Limited liability companies (LLCs) have quickly become the preferred choice for new small businesses. The LLC has several advantages over forming a partnership or a corporation. Historically, new business owners who sought to minimize tax liability would establish a partnership and business owners who sought to minimize personal liability would establish a corporation. That is because corporations are taxed separately from their owners (shareholders), but shareholders are generally not liable for the corporation’s debts. Partnerships are just the opposite. LLCs are a relatively new form of business entity created to achieve the best of both worlds — providing business owners the tax advantages of a partnership and the protection from liability that corporate shareholders enjoy.

LLCs are easy to establish. The only documentation Arizona law requires is a two-page articles of organization — a form the Arizona Corporation Commission posts, with instructions, on its website. And there are only two steps. First, you file the articles of organization and filing fee (currently $50) with the Arizona Corporation Commission. Second, you publish the articles of organization in your local newspaper after the Arizona Corporation Commission approves the filing.

Although LLCs offer many advantages, there are several pitfalls you should be careful to avoid, particularly when there is more than one member of the LLC. First, consider carefully whether the LLC should be manager-managed or member-managed. Unless otherwise specified in the articles of organization, the members have equal management rights over the LLC. If, for example, one or more members invests capital in the LLC but does not intend to have any management role, it might be best to designate the other member(s) — or even a third party —to manage the LLC.

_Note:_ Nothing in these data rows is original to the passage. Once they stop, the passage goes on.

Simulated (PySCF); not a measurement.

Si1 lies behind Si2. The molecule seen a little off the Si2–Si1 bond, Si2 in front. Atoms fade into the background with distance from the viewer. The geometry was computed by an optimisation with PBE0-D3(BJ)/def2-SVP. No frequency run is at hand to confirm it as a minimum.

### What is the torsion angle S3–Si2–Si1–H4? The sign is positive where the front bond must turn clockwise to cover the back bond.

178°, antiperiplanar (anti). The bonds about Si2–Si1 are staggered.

Second, be sure to have an operating agreement setting forth the rights and duties of the LLC members and managers. Arizona does not require LLCs to have an operating agreement so many LLC members choose not to do so. Although it may be easier and cheaper to skip the operating agreement in the short term, the decision can be catastrophic. I have litigated many times disputes among members of an LLC without an operating agreement. Trust us, it gets messy.

At the outset, chances are that the members and managers of an LLC will have a consensus about their respective roles and the way in which the business should be conducted. As with any relationship, however, the longer the business operates, the more likely it is that disagreements will occur. Without an operating agreement, the default provisions in Arizona’s LLC Act apply and those provisions do not always protect a member or manager’s interests. For example, the LLC Act does not currently provide for the expulsion or forced buyout of a member under any circumstances. To remove a manager, the LLC Act may require the consent of the manager being removed. Because of the LLC Act’s limitations, disputes among LLC members often lead to costly litigation and even the destruction of an otherwise viable business. The most effective means for each member to protect his or her interests and the long-term interests of the LLC, therefore, is to have a lawyer prepare an operating agreement.

Operating agreements need not be highly detailed or sophisticated, although a more detailed operating agreement will generally provide greater protection to its members. If you’re considering establishing an LLC, or if you’ve previously established an LLC without a written operating agreement, it may be worthwhile to get an estimate of the cost for completing one. The short-term investment may be less than you think and it may save you a lot more money and aggravation in the long run.